Boston Public Schools Superintendent Brenda Cassellius said she and city officials are reviewing an audit from the state Department of Elementary and Secondary Education (DESE) that will show "huge needs around curricular alignment and alignment to the state standard."

Cassellius told Boston Public Radio on Friday the review, of which results have not yet been publicly released, calls for the district to adopt the state's common core standards. Boston Public Schools currently do not teach to the state requirements.

"What you're probably going to see in the review ... and just what I've been able to observe and been told over the past eight months, [are] things we need to work on around curriculum. You've heard me talk about MassCore, setting up expectations so we have common expectations around our high schools and secondary schools and that we're making sure our elementary and early education programs are preparing kids for the level of rigor that we're going to be putting up at the high schools," she said. "There are huge needs around curricular alignment and alignment to the state standard. We need — our teachers need deep support in professional development, in teaching to the standards and aligning them to the assessments kids are being taught."

Cassellius pointed to her strategic plan, which targets the district's most chronically underperforming schools, and Boston Mayor Marty Walsh's recent pledge of $100 million into the schools, as proof that the district is taking proactive steps to improve achievement across the district. When asked whether she's concerned about a possible state takeover, Cassellius did not respond directly, but said she welcomes some form of "partnership."

"The fact that I hit the ground running and started meeting with people and listening and building a strategic plan, and then the mayor's historic commitment of $100 million, should send a strong signal that the community's behind the plan that we've already developed and that it addresses those concerns in the review," she said. "I was a former state commissioner, and if I had a superintendent come to me and say, 'I have a strategic plan already, we have $100 million to back it, we've already started on the work,' I would want to partner and amplify that work if it was me."

Cassellius said she expected Commissioner Jeff Riley to release the report "fairly soon."

Cassellius also discussed the exam school test administrator controversy. The organization that has administered the exam for more than 20 years accused the district of misusing the test results in a way that makes it harder for underrepresented students to gain entry to the prestigious exam schools. School officials said the contract was ending, and issued a Request For Proposals (RFP) for new vendors.

Cassellius told Boston Public Radio the reporting around the issue has been "inadequate."

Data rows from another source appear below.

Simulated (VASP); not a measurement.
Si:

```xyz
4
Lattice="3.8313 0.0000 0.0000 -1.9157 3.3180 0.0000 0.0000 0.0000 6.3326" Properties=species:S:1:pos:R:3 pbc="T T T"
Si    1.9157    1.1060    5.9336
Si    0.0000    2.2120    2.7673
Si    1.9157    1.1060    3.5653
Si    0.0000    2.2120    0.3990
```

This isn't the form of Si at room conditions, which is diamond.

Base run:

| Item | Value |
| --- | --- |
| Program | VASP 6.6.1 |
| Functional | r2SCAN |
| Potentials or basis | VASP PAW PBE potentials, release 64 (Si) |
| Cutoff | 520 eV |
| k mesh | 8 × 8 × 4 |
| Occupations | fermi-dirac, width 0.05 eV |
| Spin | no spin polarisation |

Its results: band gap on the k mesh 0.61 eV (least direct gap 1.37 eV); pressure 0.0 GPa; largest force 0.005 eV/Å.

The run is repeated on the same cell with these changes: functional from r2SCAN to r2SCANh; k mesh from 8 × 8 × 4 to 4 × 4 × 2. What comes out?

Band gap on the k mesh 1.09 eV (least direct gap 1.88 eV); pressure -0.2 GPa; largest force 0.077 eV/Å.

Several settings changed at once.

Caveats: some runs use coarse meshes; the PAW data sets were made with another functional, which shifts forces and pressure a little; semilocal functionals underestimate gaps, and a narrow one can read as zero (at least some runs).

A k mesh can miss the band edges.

"The truth is not that we were in a feud with them, that's for sure," she said. "They made an allegation that just was baseless and not true. In 2012, they asked for a study from Boston Public Schools, but that was for a correlation study to correlate their exam to the SAT and to GPA. In that communication — they didn't release all the emails of that communication — they did not suggest in any way that it would the impact the diversity of the candidate pool for admissions."

Cassellius said the organization asked for a validation study in July, which she declined because the district was already looking into issuing a request for proposals. Cassellius said her legal counsel advised her not to complete the validation study due to the timing around the request for new vendors.